2 Definitions and Assumptions

The subject of the considerations here is a real valued, digital signal with OFDM coding, converted by a D/A or A/D converter with a resolution of n bits. The signal is formed by discretization and quantization of an ideal OFDM symbol, given by superposition of K modulated subcarriers:

$$ x ({t} ) = \sum_{k=1}^K A_k \cos ({\omega_k t + \phi_k} ). $$

(1)

In general, individual subcarriers represent symbols from arbitrary constellations, defined by amplitudes A _k and phases ϕ _k , constant during the whole time interval T _S of the OFDM symbol. For simplicity, it is assumed that all A _k and ϕ _k are independent random variables, amplitudes \(A_{k} \in\mathbb{R}_{+}\) and have the same probability distributions, while each ϕ _k satisfies \(\langle {\mathrm{e}^{{\,\mathrm{j}}\phi_{k}}}\rangle = \langle {\mathrm{e} ^{2{\mathrm{j} }\phi_{k}}}\rangle = 0\). These assumptions are true for the commonly used quadrature modulations, like M-QAM and M-PSK with M≥4 (for other constellations which do not meet the last assumptions, like BPSK, some corrections of the numerical factors will be needed, but the presented derivations still remain essentially valid). The OFDM symbol is assumed to have mean value equal to 0, and the angular frequencies are chosen as

$$ \omega_k = k \omega_1, \quad\text{with}\ \omega_1 = \frac{2\pi }{T_\mathrm{S}}; $$

(2)

thus the modulated subcarriers are orthogonal on the time interval of the OFDM symbol. With these assumptions, the mean square \(\langle {A_{k}^{2}}\rangle \) is the same for each k, and so the mean power of the OFDM symbol is

$$ \sigma^2 = K \frac{\langle {A_k^2}\rangle }{2}. $$

(3)

The discretized form of the OFDM symbol is the sequence of N _S samples

$$ x_i\equiv x ({iT} ), \quad i = 0, 1, \ldots, N_\mathrm{S}-1, $$

(4)

with i indexing consecutive samples and T=T _S/N _S being the sampling period. The discretization density (oversampling rate) is determined by the ratio N _S/K, assumed to satisfy the Nyquist criterion: N _S/K≥2. It is known from the central limit theorem that the signal x _i can be well approximated by a Gaussian stochastic process with independent samples, taking value x with probability density dependent on the root mean square value (3):

$$ \mathcal{P} ({x_i = x} ) = \frac{1}{\sqrt{2\pi\sigma ^2}} \exp \biggl({- \frac{x^2}{2\sigma^2}} \biggr). $$

(5)

Digital devices represent numbers with finite precision. In particular, the considered converter with a resolution of n bits requires rounding (quantization) of x _i values to integral numbers from the set \(\mathbb{Z}_{n}= \{-2^{n-1},\ldots ,2^{n-1}-1 \}\), further called “levels.” According to the above description, the digital representation of the OFDM symbol is the sequence of steps

$$ x^{\mathrm{q}}_i = x_i + \varDelta^\mathrm{q}_i, \quad\text {with}\ x^{\mathrm{q}}_i \in \mathbb{Z}_n: \bigl \vert {x^{\mathrm{q}}_i -x_i}\bigr \vert = \min_{\xi\in\mathbb {Z}_n} \vert {\xi- x_i}\vert , $$

(6)

where \(\varDelta^{\mathrm{q}}_{i}\) is the quantization error (noise).
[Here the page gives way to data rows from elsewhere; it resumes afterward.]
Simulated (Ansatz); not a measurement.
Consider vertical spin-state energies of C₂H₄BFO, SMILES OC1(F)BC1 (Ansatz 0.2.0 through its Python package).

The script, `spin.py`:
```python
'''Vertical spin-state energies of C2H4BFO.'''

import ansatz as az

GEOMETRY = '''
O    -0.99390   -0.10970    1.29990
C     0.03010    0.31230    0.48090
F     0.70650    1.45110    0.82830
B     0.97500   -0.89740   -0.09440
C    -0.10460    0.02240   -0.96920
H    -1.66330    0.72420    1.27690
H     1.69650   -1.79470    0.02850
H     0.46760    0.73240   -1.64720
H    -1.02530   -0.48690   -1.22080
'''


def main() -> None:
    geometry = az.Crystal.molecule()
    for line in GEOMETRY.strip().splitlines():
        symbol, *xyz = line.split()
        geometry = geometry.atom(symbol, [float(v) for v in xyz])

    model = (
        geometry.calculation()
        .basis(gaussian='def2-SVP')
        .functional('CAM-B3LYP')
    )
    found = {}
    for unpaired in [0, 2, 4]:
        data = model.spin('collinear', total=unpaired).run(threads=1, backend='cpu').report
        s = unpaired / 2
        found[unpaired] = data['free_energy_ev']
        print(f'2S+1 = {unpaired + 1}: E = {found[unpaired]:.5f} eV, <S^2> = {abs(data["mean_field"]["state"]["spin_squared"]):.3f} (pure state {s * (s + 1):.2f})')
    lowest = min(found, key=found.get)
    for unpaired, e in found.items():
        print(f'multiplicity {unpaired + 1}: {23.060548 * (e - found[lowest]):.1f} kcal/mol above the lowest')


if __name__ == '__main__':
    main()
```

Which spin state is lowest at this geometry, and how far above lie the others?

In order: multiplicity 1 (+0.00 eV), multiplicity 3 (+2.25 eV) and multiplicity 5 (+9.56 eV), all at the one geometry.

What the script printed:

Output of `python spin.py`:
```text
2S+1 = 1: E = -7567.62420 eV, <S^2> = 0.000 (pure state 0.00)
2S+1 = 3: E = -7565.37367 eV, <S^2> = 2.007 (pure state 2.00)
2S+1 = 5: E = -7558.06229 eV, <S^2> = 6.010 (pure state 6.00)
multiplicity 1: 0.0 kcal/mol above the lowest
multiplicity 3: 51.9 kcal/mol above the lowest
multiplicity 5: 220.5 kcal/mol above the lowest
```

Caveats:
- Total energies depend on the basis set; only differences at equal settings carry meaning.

The highest and lowest values of the signal are limited, and hence clipping of the signal occurs [1, 5, 6]. It is convenient to relate the power of the signal to the converter’s dynamic range (clipping level) with the help of the coefficient

$$ \alpha= \frac{2^{n-1}}{\sigma}. $$

(7)

The reasonable practical value is α≈4. Further it is assumed here that clipping is insignificant compared to other degrading factors.

In real converters the levels differ from ideal values, and the differences are characterized by so-called differential and integral nonlinearity [9]. This causes nonlinear distortions of the converted signal. If the error for level p is Δ(p), then the signal with nonlinear distortions is

$$ y_i = x^{\mathrm{q}}_i + \varDelta _\mathrm {}\bigl(x^{\mathrm{q}}_i \bigr), $$

(8)

where the sequence \(\varDelta _{\mathrm{}}({x^{\mathrm{q}}_{i} } )\) depends on imperfections of the converter and also on the converted signal itself. This has considerable consequences, qualitatively different than quantization, which result from the fact that, unlike quantization noise, consecutive samples of the nonlinear distortions \(\varDelta _{\mathrm{}}({x^{\mathrm{q}}_{i} } )\) can have the same value with nonzero probability.

3 Quantization Noise

It is known that (using the introduced notation) if σ≫1, then the quantization noise \(\varDelta^{\mathrm{q}}_{i}\) is very well approximated by white noise with uniform distribution over the interval \([-\frac{1}{2},\frac{1}{2} ]\), i.e., of length the same as level separation [15]. In this case, essentially by definition, the whole power of the quantization noise

$$ \bigl \langle { \bigl({\varDelta^\mathrm{q}_i} \bigr)^2}\bigr \rangle = \frac{1}{12} $$

(9)

spreads equally over all the N _S samples of the spectrum, from which only 2K correspond to the signal. Thus, the total power of the quantization noise in the signal band is

$$ \sigma_\mathrm{q}^2 = \frac{2K}{N_\mathrm{S}} \bigl \langle { \bigl({\varDelta^\mathrm {q}_i} \bigr)^2}\bigr \rangle = \frac{1}{6} \frac {K}{N_\mathrm{S}}. $$

(10)

Hence, the signal-to-noise ratio for quantization noise,

$$ \mathrm{SNR}_\mathrm{q}= \frac{\sigma^2}{\sigma_\mathrm{q}^2} = \frac{3}{2} \biggl({ \frac {2^n}{\alpha}} \biggr)^2 \frac{N_\mathrm{S}}{K}, $$

(11)

depends directly on oversampling factor N _S/K, scaling factor α, and the converter’s resolution n. In particular, this means that an improvement in quantization noise can be obtained by increasing the number of signal samples and that the improvement of SNR_q is simply proportional to that increase.

4 Decomposition of Nonlinear Distortions

The total error of converter level value can result from constant offset and nonunitary gain, which shift and change the slope of the converter’s transient characteristics, and differential and integral nonlinearities [7, 9]. Offset and nonunitary gain cause no nonlinear distortions and can be relatively easily corrected; thus, these two error sources are further ignored here. Then, the remaining error results from nonlinearities and can be decomposed into two components:

$$ \varDelta _\mathrm {}({p} ) = \varDelta _\mathrm {d} ({p} ) + \varDelta _\mathrm {s} ({p} ). $$

(12)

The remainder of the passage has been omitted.